The kitchen is the epicenter and most used room in the home for almost everyone who lives.

Some homeowners are armed with months of research, having scoured design magazines, home improvement television shows, the internet and friends and family who have recently renovated. They finally make the decision to move forward. It’s both an exciting time, but also a bit disconcerting.

Remodeling your kitchen is not always easy, but it is definitely worth it. After homeowners make the decision to remodel, there are certain steps we advise that they take to make the renovation process less stressful, costly and time consuming.

Creating a dream kitchen provides a great opportunity to curate what currently exists and that process will help define storage needs for the future.

The number one regret among homeowners after they have renovated their kitchen not investing enough in storage and organization.

We recommend sorting your kitchen gear into three categories:

1. Items you will need to store.

2. Items you will need to use during the renovation.

3. Items you want to recycle/donate/dispose of.

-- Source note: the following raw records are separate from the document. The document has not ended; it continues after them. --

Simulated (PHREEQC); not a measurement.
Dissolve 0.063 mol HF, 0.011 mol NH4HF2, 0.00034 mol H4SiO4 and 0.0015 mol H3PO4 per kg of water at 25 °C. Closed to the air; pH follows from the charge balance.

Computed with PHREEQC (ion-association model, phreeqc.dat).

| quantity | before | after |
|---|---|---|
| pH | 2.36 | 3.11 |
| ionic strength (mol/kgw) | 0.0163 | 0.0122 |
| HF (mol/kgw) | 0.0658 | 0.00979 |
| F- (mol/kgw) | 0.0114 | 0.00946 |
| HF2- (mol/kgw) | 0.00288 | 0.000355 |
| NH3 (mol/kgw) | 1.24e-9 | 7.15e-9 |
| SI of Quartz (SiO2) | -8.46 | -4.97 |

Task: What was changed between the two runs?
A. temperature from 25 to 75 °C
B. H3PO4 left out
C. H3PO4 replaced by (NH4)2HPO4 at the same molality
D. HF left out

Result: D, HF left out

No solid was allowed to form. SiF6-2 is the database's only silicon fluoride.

The recycle/donate/dispose of option is often most important. Homeowners should determine how many sets of dishes they actually need or want. Do you really want to keep dinnerware and serving dishes that are faded, cracked or chipped? How often to you use a saucer with your coffee cup? If never is the answer, do you really need to keep saucers?

If you have serving pieces or fine china, real silver and large pots and pans that are used occasionally — think turkey roasting pans — then determine if you can store those items in other rooms in the house to make more room in your kitchen for the items that you use daily. 

Mugs and food storage containers are additional items that most homeowners have in abundance. Many mugs have sentimental value if they were acquired from trips, art shows, etc. Determine if they are needed or wanted in your new kitchen. Also determine how many storage containers you actually use and the right sizes.  

Small appliances and cooking utensils are additional categories ripe for curation when planning a new dream kitchen. We encourage homeowners to give away the small appliances and gadgets that they don’t use or whose functionality is covered by other appliances.  

Looking toward the future and what your lifestyle is likely to be in the next three to five years and beyond can aid in the curation process. What items will you need? What items do you love and can’t part ways with and what new items will make your life that much easier and enjoyable?

After you have curated, the next step is to create a temporary kitchen in your garage, basement, utility room or other location to simplify cooking, eating and cleaning up at home during the renovation. You will minimize the expense of dining out and ordering takeout by creating a place to cook and store groceries.

You may use a combination of the following to create a temporary kitchen: grill, microwave, hot plate camping stove, refrigerator, toaster oven, sandwich press, stick blender, pressure cooker and/or slow cooker, coffee maker, electric skillet, folding or portable tables and chairs and temporary trash and recycling bins.

Your grill, toaster oven, microwave or camping stove offer functionality comparable to an oven. A pressure cooker or slow cooker enable you to make one pot meals that can satisfy even the most finicky of palates.

If you're replacing your existing refrigerator, the renovation provides a perfect opportunity to move the fridge to the basement, garage or other location that provides additional refrigeration space.

Depending on the scope, a kitchen renovation can take several weeks to several months. Simply replacing what currently exists in the same footprint can take less time than expanding or reconfiguring space, ventilation, plumbing, electrical and structural components and systems.